Thursday, January 26, 2012

Does God hate religion?

My article from this week's Algona Upper Des Moines on the term "religion":


Q:  Can a person to say they hate religion but love Jesus?  Is Christianity a “religion” or not?  Did Jesus come to abolish religion?

This is a question that has been circulating with increasing frequency since the mid-20th century, especially during the first decade of the present century, and which was brought even further into the forefront in past weeks by a YouTube video that quickly made the rounds on the internet through social networking sites. 

The current questions regarding religion and Jesus or religion and Christianity have arisen primarily from two sources.  The first of these can be seen within Christianity as a reaction against the rigid rule-oriented portrayal of religion that had become prevalent in certain denominational circles.  In response to this portrayal, many preachers have begun to contrast this law-oriented focus, which they would characterize as “religious,” against a gospel-oriented message which focuses on grace and the freedom of the Christian.

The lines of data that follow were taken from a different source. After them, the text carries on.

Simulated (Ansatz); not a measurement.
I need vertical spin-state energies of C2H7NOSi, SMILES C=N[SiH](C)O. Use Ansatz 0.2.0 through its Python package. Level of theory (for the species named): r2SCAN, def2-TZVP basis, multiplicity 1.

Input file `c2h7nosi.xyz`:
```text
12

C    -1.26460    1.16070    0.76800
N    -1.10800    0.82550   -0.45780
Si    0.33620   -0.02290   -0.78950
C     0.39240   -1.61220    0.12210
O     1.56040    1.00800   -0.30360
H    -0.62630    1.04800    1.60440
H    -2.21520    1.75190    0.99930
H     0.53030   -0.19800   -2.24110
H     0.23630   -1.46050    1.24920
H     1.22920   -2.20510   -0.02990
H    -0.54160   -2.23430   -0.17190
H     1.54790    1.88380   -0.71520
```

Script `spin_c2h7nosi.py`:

The second source from which this question finds its origin is a movement outside of Christianity where people consider themselves “spiritual but not religious.”  Recent demographic studies of religious identity reveal that “none of the above” or “unaffiliated” has become the fastest growing religious identity in the United States.  However, these religiously unaffiliated persons are not primarily atheist or agnostic.  Instead, they have definite spiritual ideas, but do not practice them collectively in a Church or other religious organization or submit to any particular authority or doctrinal system. 

Much of the confusion regarding this question about Jesus and religion can be overcome by nailing down the definition of religion.  Prevailing dictionary definitions of religion describe it as a set of beliefs regarding spiritual things or a devotion to a deity.  When scholars speak of a religion, they use the word to refer to a particular world religion such as Christianity, Islam, Hinduism, or Mormonism, while they use the word denomination to refer to the particular organizations that are divisions within Christianity. 

However, the popular use of the term religion by “spiritual but not religious” proponents outside of Christianity or by Christian preachers who want to distinguish faith-based Christianity from rule-oriented religion has initiated a novel view of religion that causes confusion. 

If one wants to say that Jesus is against rule-oriented religion but in favor of a faith which trusts in Him and embraces the freedom of knowing God’s forgiveness, then one could say that Jesus is against “religion”.  In fact, this is the characteristic that distinguishes Christianity from every other religious system in the world.  Every other world religion emphasizes a system of acts which must be carried out by people in order to make things right with their deity, but Christianity proposes that God Himself, in the person of Jesus, already accomplished everything necessary for our spiritual good, and we receive it through trust in Him. 

However, if one wants to say that Jesus is against any form of formal organization to religious practice, that would be a false claim.  The Bible continually emphasizes both that Christians ought to gather together, both for worship of God, through which He speaks to them by His preached Word and forgives their sins through the Sacraments, and for service to others.  We even see that the New Testament constantly urges Christians to cling to pure doctrine as taught by Jesus and the Apostles and to believe the same things rather than each having his own individual spiritual convictions.  In this sense, Jesus is very much in favor of religion—in fact, He is the true religion.